Reel also expressed her frustration to her friend Gertrude , county superintendent in Saratoga. “I wish we could all go out and join your sister in California. The Legislature is upon us. Just think, 40 days of constant worry and annoyance…”72 In a later letter to Huntington, Reel responded to her complaints over trouble in straightening out the district’s finances by saying “I am very sorry that you are troubled so much but you know that I have ‘gone gray’ in this kind of business.”73
Reel’s public duties took precedence from her private life. It was the end of May before Reel found time to thank her friend Zoe Grigsby of Pittsfield, Illinois, (Reel’s hometown) for a Christmas gift she had received. Reel apologized for not visiting even though she had been in Chicago the month before on business of the Board of Charities and Reform: “I am so busy all the time, that I never have a moment for private affairs.”74
Much of her political support came from the fact that she was not married. Many voters believed that, with no family life, her public career would not be hindered and, apparently, she shared this view. This did not mean that Reel was content with this aspect of her life, however. Scattered among her scrapbooks are love poems, romantic stories, articles on skin care and beauty techniques, and many references to marriage. Some of her correspondence reveals that she was interested in marriage. In a revealing postscript to a letter to her former political opponent A. J. Matthews, Reel wrote: “If you know of any eligible bachelors, widowers, ‘or most any old thing,’ please keep us on your list, as we are a candidate for matrimony on the anxious seat.” While this may have been a reference to the rumors circulating during her campaign that she planned on marrying Matthews depending on the election results, it nevertheless shows that the subject of marriage was on her mind. A later letter to Matthews, which unfortunately is partly illegible, brings up the subject again, jokingly referring to the “matrimonial bureau” and noting that she believed she was “an impossible case.”75
A Magnet for Suffragettes
Throughout her term as Superintendent of Public Instruction, Reel was a focal point for the women’s suffrage movement. Though it was an unavoidable position, it seems that Reel was reluctant in this role, and was even annoyed at the attention she received as the one of the most prominent women in public service. In a letter to a friend, she expressed her frustration: “Besides the ordinary business letters about which, of course, there can be no complaint, it seems to me that every crank in the country writes to get my opinion on Woman Suffrage, Life Insurance, Higher Education, or some like subject.”76 However, in her public correspondence she cordially answered all questions that arrived from around the country concerning the consequences and benefits of women’s suffrage.

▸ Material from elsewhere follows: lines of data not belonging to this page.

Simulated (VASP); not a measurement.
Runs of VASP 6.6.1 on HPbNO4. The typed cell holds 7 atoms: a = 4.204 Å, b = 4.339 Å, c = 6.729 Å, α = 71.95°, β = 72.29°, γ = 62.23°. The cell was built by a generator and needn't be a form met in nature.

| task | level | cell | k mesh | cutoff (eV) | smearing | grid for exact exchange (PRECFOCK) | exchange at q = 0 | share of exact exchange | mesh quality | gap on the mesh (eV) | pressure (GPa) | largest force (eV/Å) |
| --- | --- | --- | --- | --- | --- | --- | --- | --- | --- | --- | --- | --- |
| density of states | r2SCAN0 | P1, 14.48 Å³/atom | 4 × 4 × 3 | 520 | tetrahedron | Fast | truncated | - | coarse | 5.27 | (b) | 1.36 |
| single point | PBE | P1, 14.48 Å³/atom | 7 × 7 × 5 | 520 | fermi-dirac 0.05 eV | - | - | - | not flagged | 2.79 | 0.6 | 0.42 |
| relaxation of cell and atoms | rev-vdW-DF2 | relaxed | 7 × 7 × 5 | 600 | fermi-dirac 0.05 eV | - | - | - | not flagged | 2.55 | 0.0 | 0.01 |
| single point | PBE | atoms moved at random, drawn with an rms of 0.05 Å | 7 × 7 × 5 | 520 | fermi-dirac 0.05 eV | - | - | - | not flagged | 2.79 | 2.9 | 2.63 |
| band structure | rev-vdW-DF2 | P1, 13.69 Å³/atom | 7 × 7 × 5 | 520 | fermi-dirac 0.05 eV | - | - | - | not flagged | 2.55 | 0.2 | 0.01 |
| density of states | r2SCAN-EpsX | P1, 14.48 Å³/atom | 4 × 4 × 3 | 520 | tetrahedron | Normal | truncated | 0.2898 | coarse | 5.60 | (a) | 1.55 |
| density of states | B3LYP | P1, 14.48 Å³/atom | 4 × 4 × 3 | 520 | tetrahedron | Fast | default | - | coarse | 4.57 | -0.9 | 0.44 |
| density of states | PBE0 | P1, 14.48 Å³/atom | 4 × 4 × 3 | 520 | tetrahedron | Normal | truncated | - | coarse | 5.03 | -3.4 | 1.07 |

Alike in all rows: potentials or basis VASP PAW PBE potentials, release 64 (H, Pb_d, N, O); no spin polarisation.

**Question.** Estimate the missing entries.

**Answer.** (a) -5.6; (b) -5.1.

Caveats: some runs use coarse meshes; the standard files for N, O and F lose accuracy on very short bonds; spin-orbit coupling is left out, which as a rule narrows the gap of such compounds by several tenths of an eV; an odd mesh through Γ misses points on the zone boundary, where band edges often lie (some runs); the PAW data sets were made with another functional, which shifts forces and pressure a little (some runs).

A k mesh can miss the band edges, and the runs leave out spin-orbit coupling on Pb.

Her reluctance as a mouthpiece for the women’s movement does not mean that Reel was uninterested in the topic of woman’s equality. For instance, Reel wrote to Mrs. Thomas Orchard of Ogden, Utah, asking for her opinion of the practicality of woman’s suffrage there: “Would it be an aid to the women of the state as it is to us in Wyoming? Would it have a tendency to elevate politics? Would it help Utah or retard its growth?”77 These questions suggest that Reel was privately unsure of the benefits of universal suffrage, though the newspaper articles she wrote on the topic are emphatically supportive of it.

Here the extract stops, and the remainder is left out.